March 06, 1993|PATRICK MOTT

"Watson, come here. I need you to show me how to work this thing."

It's come to this: Techno-Confusion From Beyond the Grave. After all, the only thing Alexander Graham Bell had to do was talk into his invention. He didn't have to fret about multiple lines, answering devices, call waiting, remote access, caller identification and the whole welter of gimmicks, gizmos, bells and whistles and ware both soft and hard that confronts the residential telephone user today.

So Bell, the person who brought you the 3 a.m. wrong number, the dinner-time recorded survey call, the Prince Albert-in-a-can bit and weeklong phone tag, is probably wandering shakily through eternity, holding his head and muttering distractedly about how nobody writes letters anymore.

It's all but impossible today to buy a plain vanilla telephone in the face of the showrooms full of Star Trek-like communications gear and, once it's plugged in, all but impossible to ignore the array of custom services that can be appended to it simply by striking a monthly deal with the phone company. The home telephone has, in a sense, evolved full circle, from novelty to necessity to designer accessory to centerpiece of the electronic cottage to--once again--novelty (albeit a highly sophisticated one).

A decade ago, before the breakup of AT&T, your choices were necessarily limited to AT&T's current stock of hardware. They supplied it, you paid a monthly fee for it. Today, you buy your own phones and the choices can be dizzying. However, it's possible to narrow the field a bit by lumping features that are available in what might be called the phone hardware into three general categories.

The Basics: You can still, believe it or not, buy a desktop rotary telephone. However, said Doug Weber, a salesman for House of Phones in Costa Mesa, the most popular basic model continues to be the familiar Trimline, with the buttons in the receiver. And even the most basic of these have a last-number redial feature. Depending on the manufacturer, they can cost from about $25 to around $70.

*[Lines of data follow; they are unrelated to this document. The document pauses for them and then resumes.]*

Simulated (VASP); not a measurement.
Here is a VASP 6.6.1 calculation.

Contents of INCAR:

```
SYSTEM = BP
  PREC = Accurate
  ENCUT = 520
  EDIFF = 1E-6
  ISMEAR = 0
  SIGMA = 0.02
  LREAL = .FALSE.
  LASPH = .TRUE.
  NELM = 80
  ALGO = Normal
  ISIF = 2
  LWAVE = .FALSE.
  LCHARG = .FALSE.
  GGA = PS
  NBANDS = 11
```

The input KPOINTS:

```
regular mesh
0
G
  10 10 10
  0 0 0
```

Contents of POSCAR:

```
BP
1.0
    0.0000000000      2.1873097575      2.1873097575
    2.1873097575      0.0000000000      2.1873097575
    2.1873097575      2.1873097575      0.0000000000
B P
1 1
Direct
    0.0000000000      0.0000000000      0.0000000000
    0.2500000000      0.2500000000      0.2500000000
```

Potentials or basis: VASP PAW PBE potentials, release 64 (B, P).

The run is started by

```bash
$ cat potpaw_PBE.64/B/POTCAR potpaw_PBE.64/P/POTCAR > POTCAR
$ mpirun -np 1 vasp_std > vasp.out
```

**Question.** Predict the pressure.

You can get pretty fancy with a basic phone, since the necessary electronic guts of the thing can be contained in almost any size and shape of container. Weber sells basic phones with casings in the shape of everything from a pizza slice to a box of French fries to a pink Cadillac.

Frills: There are four principal add-ons that many people opt for, Weber said. A built-in speaker phone feature will jack the price up only about $10 in most cases, he said, and a multiple-line feature will increase it about another $15 per line. One-touch automatic dialing ups the ante still more, depending on the number of phone numbers that can be stored in memory. The most expensive common addition, however, is a built-in answering machine, which will cost an extra $50 and more, Weber said.

High-tech: Apart from such things as LED readouts that tell you what number you dialed last, among other things, and other programmable features such as call transferring and automatic redial, the ne plus ultra for home phones is the one that can do all the tricks and still be cordless. The newer 900 MHz models have a much wider operating range, but you'll pay for it. They cost around $300 and more.

However, the features you can manipulate with the phone itself are only a fraction of your phone system's repertoire of tricks.

Then there's what might be called phone software, supplied independently of your telephone. Orange County's two phone companies, Pacific Bell and GTE, offer a fascinating laundry list of custom-calling features which, in Pacific Bell's case, just got longer this week. (The two companies have several calling features in common, and GTE is expected to announce additional ones soon, according to company spokeswoman Jaya Koilpillai.)

Here are some of the hoops--available as services charged to your phone bill each month--you can make your phone jump through:

Call return: automatically returns the last call your phone received, whether or not you were able to answer it before the caller hung up.

Priority ringing: gives a unique ring to calls from certain pre-selected numbers.

Smart ring: offers two phone numbers on one line, and each rings with its own particular ring.

Call forwarding: automatically transfers all incoming calls to another telephone number.

Select call forwarding: transfers only certain selected calls.

Call waiting: a tone signals that there's another call coming in.

Repeat dialing: redials a busy number automatically and completes the call when the line is free.

Three-way calling: a conference call feature.

Speed calling: dials frequently called numbers by pressing a single button.

Call screen: blocks calls from specified numbers.

Special call acceptance: enables callers from certain phone numbers to get through to you while others are routed to a recording.

Call trace: automatically traces a call when the call recipient hangs up and dials a special code.